Welcome To Oak Hill Farm of Sonoma

OTTO TELLER—A FARMER WITH A CONSCIENCE

Otto Teller came from a farming background. His father once grew grapes on Lake Erie. When Teller returned to farming after a stint in the Army Air Corps during WWII, he refused to join neighboring farmers in embracing the new chemical miracles that were sweeping the farming industry. “I didn’t need all those chemical fertilizers and herbicides and pesticides,” he said, years later. The controversy around Rachel Carson’s “Silent Spring,” which emerged around that time, likely helped solidify his conservationist convictions.

By the 1970’s, Teller was a full fledged conservationist, bringing not only such “radical” organizations as the Farallones Institute onto the farm to direct the farming operations, but also playing a pivotal role in the founding of Trout Unlimited, serving on the board of Ducks Unlimited, and contributing to conservation efforts around the country, both large and small.

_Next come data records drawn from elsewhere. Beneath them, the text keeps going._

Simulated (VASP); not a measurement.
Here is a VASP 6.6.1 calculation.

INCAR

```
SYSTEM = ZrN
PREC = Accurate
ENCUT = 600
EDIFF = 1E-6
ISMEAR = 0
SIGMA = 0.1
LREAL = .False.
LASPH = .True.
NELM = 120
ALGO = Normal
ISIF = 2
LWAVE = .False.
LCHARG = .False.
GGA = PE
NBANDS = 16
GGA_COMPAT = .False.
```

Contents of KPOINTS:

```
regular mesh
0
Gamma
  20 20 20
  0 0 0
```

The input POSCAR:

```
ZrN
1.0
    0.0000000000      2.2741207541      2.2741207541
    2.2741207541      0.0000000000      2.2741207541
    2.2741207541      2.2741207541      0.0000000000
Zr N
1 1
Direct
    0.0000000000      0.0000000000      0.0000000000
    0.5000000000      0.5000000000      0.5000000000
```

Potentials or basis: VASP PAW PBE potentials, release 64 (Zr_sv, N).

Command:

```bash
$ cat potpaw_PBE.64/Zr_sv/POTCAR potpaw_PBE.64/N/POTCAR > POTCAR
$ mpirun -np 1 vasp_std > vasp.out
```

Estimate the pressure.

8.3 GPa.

Teller funded many small innovators in the field of “appropriate technology,” such as solar energy and wind power, and was himself constantly experimenting with such technologies, bringing solar hot water, composting toilets, and other new ideas to the farm. In keeping with his zeal for conservationist ideals, Teller became interested in the idea of farmland preservation and seized on the conservation easement as a tool for assuring that not all land would be converted into duplexes. To that end, he helped found the Sonoma Land Trust, and donated an Oak Hill Farm conservation to the trust. Under this easement agreement, no new building or activity that would change the complexion of the 700-acre Oak Hill Farm property will be allowed. The Sonoma Land Trust actively monitors compliance with the agreement. In addition, Teller owned several thousand acres of land in the Bitterroot Valley in western Montana, where he set up a wildlife refuge and a conservation learning center, both of which he protected via conservation easements.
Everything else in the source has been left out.